But the challenge of securing certification and funding innovations such as batteries weigh heavily on the new sector. Lilium shares have plunged some 89% since the start of 2022.

In November, Lilium raised $119 million from existing and new shareholders and partners such as Honeywell. At the end of 2022 it had liquidity of 206 million euros.

Headed by former Airbus executive Klaus Roewe, Lilium is initially targeting contracts with large corporations and private individuals. It says it has 640 potential orders.

In a recent interview at Oberpfaffenhofen industrial airport outside Munich, once used to sustain the Berlin Airlift and now dotted with research labs and abandoned Cold War testing hangars, Roewe defended the unusual hinged-engine design.

"I think what is different in Lilium, compared to others, is that we haven't only taken something that more or less existed like a big drone or helicopter type of design," he said.

"You can make your engine become a lifting device, not only a fast device. If somebody said how do you design an unconstrained aircraft, it would look like that. Nothing else moves and it's all in the software."

That, he said, makes Lilium's concept closer to the uncluttered design of a Tesla than a helicopter. Lilium is also aiming for longer regional routes than urban air taxis.

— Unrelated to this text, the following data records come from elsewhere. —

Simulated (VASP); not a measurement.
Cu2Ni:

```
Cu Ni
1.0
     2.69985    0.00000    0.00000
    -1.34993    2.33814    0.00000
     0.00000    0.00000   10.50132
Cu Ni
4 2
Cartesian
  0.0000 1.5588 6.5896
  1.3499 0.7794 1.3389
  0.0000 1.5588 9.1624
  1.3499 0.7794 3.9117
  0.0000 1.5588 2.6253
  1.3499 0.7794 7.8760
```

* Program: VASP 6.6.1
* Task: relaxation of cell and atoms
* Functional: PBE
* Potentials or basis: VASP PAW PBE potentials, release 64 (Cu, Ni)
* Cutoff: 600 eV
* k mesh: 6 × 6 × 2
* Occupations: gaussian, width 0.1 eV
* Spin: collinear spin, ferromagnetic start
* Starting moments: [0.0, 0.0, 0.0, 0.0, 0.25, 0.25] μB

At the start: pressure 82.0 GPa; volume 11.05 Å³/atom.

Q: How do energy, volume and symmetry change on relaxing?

"Complexity should not be in the physical parts but should always be in the software part, because that's the one you can change the fastest," he said.

Critics say the more radical design may be harder and take longer to certify than other eVTOL models.

Updated research from two academics who had previously questioned Lilium's battery plans suggests the design is "in the realm of possibility" but could face challenges in execution, industry publication The Air Current reported last November.